Paul "Happy" Gilmore said:


> > Originally Posted by john fallon
> > I would like to pose a question to those proposing tempering the balls to the wall aspect of the temperment of the FC AFC fire breather, (we will call this trait having "black marbles") sire by an outcross to a biddable (white marbles)HRCH MH dam.
> >
> > If one were to breed a "black marble" sire to a "white marble" dam would some of the pups have a "grey marble" temperment or would some simply have a "white marble" temperment and others a "black marble"one??????
> ...



I don't think so......Very germane to the thread.

john


----------



## labsforme (Oct 31, 2003)

John, Are you losing your marbles?  As you know , you get what you get. Can have a mix of the 3 temperments you have listed in any litter. The likelihood of talent is more preponent in a FT/FT breeding.IMHO

Jeff


----------



## Jerry Beil (Feb 8, 2011)

Wouldn't you agree that there are a number of very good Field Trial dogs that would be a handful for a less experienced trainer? And, that some FT washouts might have been an easier dog for that less experienced trainer to handle? Some FT breedings would not be recommended to a less experienced trainer looking for a dog he can run in hunt tests - not because the pup isn't likely to be more than capable of succeeding in the HT Venue, but because the dog is more than the trainer is likely to enjoy handling and training. 

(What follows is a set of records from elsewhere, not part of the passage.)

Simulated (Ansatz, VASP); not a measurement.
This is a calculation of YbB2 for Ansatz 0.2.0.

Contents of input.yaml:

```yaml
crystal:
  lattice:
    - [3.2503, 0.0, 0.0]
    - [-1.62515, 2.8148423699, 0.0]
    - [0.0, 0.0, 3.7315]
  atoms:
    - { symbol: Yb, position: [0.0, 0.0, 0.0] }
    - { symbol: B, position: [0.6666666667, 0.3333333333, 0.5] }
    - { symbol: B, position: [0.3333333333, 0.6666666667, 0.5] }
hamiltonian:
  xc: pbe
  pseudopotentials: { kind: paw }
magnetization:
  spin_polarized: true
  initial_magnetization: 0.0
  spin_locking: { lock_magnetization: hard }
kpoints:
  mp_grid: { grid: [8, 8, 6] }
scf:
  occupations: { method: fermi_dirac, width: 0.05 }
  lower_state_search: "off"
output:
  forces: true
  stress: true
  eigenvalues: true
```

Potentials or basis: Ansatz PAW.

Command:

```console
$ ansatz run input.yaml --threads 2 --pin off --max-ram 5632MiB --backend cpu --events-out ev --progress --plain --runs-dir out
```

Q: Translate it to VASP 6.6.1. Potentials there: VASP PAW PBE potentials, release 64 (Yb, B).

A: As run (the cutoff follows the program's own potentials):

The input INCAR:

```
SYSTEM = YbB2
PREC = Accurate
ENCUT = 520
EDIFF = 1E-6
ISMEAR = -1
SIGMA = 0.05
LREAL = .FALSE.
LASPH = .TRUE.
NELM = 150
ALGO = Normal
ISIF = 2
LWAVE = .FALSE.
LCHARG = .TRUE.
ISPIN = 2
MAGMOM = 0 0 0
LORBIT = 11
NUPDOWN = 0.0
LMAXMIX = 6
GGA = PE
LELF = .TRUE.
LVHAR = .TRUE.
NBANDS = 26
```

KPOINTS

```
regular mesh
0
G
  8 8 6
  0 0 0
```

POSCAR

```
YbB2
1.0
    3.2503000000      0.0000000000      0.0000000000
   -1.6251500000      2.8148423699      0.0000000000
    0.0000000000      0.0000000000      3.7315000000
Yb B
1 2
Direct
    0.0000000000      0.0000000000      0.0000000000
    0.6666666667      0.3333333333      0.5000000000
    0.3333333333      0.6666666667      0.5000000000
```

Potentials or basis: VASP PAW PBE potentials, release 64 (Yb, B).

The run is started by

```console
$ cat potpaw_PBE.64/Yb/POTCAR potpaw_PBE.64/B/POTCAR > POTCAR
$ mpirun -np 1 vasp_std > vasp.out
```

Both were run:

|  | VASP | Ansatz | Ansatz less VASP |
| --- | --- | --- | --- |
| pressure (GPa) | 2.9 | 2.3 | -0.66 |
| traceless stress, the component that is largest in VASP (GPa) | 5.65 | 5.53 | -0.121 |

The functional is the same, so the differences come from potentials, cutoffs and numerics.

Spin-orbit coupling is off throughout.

It doesn't seem like it matters so much HT or FT breeding, what matters is the specific dogs in question. If both of those dogs are the kind of dog you want your dog to be, that seems like a pretty good start.


----------



## huntinman (Jun 1, 2009)

Some dogs that can barely make it to the food dish are too much for some handlers... No matter what game you're playing. Just sayin. It's not always the dog. Some handlers are too high strung or too laid back.


----------



## WBF (Feb 11, 2012)

john fallon said:


> 3x Master National Hunter was the benchmark I proffered in my post .In answer Trykon posted GRHRCH magnolias hammerin hank *MNH *
> as a dog that met the criteria of having qualified for and finished with a pass 3 MN's. I was about to take the post at face value, since either way it mattered not in the point of my post, but in the case of Hank though, since I_ think _it meant him also being in the HOF, it was more out of curiosity than any thing....
> 
> Will someone please post link to a picture/website or just a picture of this talented animal?
> ...


Hank is a very nice dog. I think he probably could of been your "Field Trial Dog Stereotype" if that was his owners goal. He is very much respected in my book. Nice dog.


----------



## Trykon (Oct 22, 2007)

So out of my whole post people picked out examples of what I said and missed the whole point....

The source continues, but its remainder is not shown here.